About Us

Profile

PATTIRO is a research and advocacy organization established on April 17, 1999 and has been working in more than 17 provinces and 70 regencies or cities throughout Indonesia. During this period, PATTIRO has been focusing its attention on local governance issues, particularly in decentralization issues. Through its works, PATTIRO tries to encourage the realization of good, transparent, and equitable governance in order to create social justice for all of Indonesian people.


In addition to actively conducting research, PATTIRO often provides technical assistance to the government. In addition, PATTIRO also helps the community in advocating with the government, both central and local, to reform policies, improve public services and public budget management. PATTIRO has a vision, mission, and principles that serve as a reference in carrying out its various works.

PATTIRO has conducted various research, capacity building, technical assistance, local policy reform, developing public service models/innovations and community participation, and building partnerships (ASEAN) and internationally.

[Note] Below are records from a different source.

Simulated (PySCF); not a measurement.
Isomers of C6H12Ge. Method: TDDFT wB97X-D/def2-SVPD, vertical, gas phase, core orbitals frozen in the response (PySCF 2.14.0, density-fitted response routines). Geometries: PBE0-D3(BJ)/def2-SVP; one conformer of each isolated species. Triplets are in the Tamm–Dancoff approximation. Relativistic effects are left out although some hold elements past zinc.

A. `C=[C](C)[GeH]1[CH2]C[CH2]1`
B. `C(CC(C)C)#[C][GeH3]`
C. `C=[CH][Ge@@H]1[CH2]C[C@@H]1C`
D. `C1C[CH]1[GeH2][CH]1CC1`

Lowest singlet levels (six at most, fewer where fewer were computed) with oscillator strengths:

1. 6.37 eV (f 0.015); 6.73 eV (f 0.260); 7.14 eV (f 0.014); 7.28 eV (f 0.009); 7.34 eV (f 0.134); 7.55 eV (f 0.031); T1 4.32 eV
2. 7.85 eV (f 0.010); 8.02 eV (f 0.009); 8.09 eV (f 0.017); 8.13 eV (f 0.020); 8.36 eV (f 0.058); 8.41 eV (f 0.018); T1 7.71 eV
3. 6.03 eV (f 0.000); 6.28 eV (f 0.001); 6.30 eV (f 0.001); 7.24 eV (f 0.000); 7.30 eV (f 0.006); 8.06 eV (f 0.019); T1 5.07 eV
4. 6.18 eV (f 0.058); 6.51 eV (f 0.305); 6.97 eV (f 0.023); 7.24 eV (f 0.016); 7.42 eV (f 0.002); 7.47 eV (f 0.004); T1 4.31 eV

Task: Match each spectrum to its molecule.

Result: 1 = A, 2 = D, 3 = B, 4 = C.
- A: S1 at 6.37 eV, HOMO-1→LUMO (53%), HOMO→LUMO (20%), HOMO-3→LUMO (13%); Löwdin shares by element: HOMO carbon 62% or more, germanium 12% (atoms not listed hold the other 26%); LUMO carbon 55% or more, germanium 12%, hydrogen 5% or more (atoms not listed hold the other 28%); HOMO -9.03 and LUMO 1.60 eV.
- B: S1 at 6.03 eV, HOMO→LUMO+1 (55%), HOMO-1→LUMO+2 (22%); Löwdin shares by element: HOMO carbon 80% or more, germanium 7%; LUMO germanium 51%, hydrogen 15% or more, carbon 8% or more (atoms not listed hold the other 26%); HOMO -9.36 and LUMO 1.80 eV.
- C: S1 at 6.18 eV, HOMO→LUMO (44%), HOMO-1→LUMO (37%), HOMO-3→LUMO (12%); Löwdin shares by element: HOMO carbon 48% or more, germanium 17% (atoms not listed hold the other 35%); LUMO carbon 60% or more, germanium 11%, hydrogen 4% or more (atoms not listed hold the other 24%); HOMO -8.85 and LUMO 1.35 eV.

For various research and policy advocacy efforts so far, from 2011 to 2015, PATTIRO won an award from the University of Pennsylvania, United States as one of the best think tanks

Vision

The creation of social justice through increased participation and bargaining power of citizens in the process of public service delivery, public decision-making, and allocation of public resources, especially at the local level.

Mission

  1. Encouraging the fulfillment of society’s basic rights in the public service delivery and public finance management.
  2. Strengthening the capacity of society and government officials in creating a participatory public policy making.
  3. Developing good governance models to create social justice.

Principles


In executing its agenda, PATTIRO relies on principles such as social transformation, accountability, transparency, result-oriented, democratization, and equality.

Context

The year 1999 marked a moment of great change in Indonesia. Preceded by the 1998 Reform movement that ended 32 years of the New Order era in power, Indonesia then entered a period of democratic transition. Demands for greater freedoms and a clean, corruption-free government continue to strengthen. In the same year, the Government of Indonesia issued a regional autonomy policy that changed the pendulum of government management from centralization to decentralization.

The regional autonomy policy can be said to be a response to the increasing demands on regional independence from the center and broad community participation in all fields. This regional autonomy policy gives birth to New Hope for the creation of good governance as a tool to improve public welfare. Regional autonomy is expected to provide greater opportunities for the community to actively participate in determining policies, which is a prerequisite for the birth of good governance. Through decentralization, the management and utilization of resources owned by the community will be more in favor of the interests of the community, especially in the regions.

But in fact, changes in the character of the Central-Local relations in this decentralization policy, does not necessarily result in changes in the pattern of community-State Relations (society-state). The community is still an excluded group in decision-making practices, as well as in accessing public services. The determination of the regional budget (APBD) policy, for example, does not involve community participation, especially vulnerable and poor groups. As a result, access to public services is limited. Meanwhile, the practices of corruption, collusion and nepotism have become something that is common in the bureaucracy, even to local governments.

In this context, PATTIRO was established on April 17, 1999 in Jakarta. PATTIRO (Center for Regional Information and studies) as a non-governmental organization that dedicates its activities to efforts to realize good governance and increase public participation in Indonesia, especially at the local level. In other words, PATTIRO seeks to encourage the realization of the goal of regional autonomy, namely improving the quality of public services that have an impact on improving the welfare of the community.

Focus Area

Good public service is a manifestation of social accountability, which is a condition where service providers actually manage public resources for the public interest. In fact, there are still many service providers who are not accountable. PATTIRO made efforts to strengthen citizens through Community Center (CC) so as to advocate the improvement of public services. To obtain accurate data based, PATTIRO facilitates CC to carry out User Based Survey and Citizen Report Card. At the same time, PATTIRO assists service providers and local governments in managing public expectations of services.

The implementation of quality public services will only be realized with the support of good public budget management. Unfortunately, there are still many local governments that have not shown accountable budget management. PATTIRO strengthens citizens and civil society networks at the city / district level to advocate for pro-people and gender-responsive budgets. At the same time, PATTIRO assists local governments and DPRD in managing transparent and accountable regional finances.

Transparency makes it easier for citizens to access information on the implementation of local government. Information disclosure is a prerequisite for the active involvement of citizens in the implementation of local government. PATTIRO seeks to improve the ability of citizens to use the right to obtain information through the establishment and assistance of community groups (Community Center, CC). PATTIRO also assists local governments in implementing public information disclosure. Assistance begins with the formation of Information and documentation management officer (PPID), preparation of Information Service Systems and policies, PPID capacity building, and increasing the effectiveness of PPID functions through the application of information and Communication Technology.